These decisions require purchasing of items such as land, machinery,
buildings, feedstock, or equipment, which is one of the most important decisions that a business manager
undertakes. In addition, purchase of a capital item requires immediate payment, whereas the income or
benefits need time to increase. Since the benefits are reliant on future events, an intensive evaluation
of investment options becomes inevitable.
Capital investment analysis evaluates long-term investments which might involve fixed assets such as
equipment, machinery, or real estate. This process aims at identifying the most profitable business option. In
performing a capital investment analysis, businesses may employ such methods as discounted cash flow analysis,
risk-return analysis, risk-neutral valuation, and utility theory. Return on investment (ROI) is one approach
of considering profits with regard to capital invested. Thus, an investment decision, a financing decision,
and a dividend decision form a Capital investment analysis .
Lucintel’s Capital Investment Analysis provides financial statements (cash flow, P & L, and balance sheets)

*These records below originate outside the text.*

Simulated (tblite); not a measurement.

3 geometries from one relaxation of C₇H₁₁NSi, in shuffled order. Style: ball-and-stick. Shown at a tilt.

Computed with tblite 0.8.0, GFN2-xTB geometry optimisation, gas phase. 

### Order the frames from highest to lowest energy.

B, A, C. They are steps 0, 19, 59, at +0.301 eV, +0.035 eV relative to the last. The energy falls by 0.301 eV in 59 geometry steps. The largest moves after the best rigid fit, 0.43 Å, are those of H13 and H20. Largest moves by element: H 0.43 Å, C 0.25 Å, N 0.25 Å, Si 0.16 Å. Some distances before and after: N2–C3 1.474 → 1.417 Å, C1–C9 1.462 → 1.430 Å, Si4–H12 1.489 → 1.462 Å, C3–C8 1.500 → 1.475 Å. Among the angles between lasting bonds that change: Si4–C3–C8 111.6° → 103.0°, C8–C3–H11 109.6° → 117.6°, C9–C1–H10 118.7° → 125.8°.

for next 25-30 years with payback period and internal rate of return (IRR). We replicate typical operations
for various input conditions (cash, feedstock, labor, utility, equipment depreciation, etc.) and assess
project returns for various scenarios.
Making this investment or capital allocation decision needs evaluating of the value of each opportunity or
project which is a function of the size, timing, and predictability of future cash flows. Our process contains
two fundamental tasks:
- Economic profitability analysis to determine whether the investment will contribute to the long-term
profits of the business.
- Financial Feasibility analysis to find out if investment is potential enough to produce adequate cash
income to make the principal and interest payments on borrowed funds that was used to buy the asset.
We perform both the analyses which help the management to make a final decision to accept or reject a particular project. We look into various competitive advantages of a company to identify profitability and expenses in various scenarios to make confident business decisions.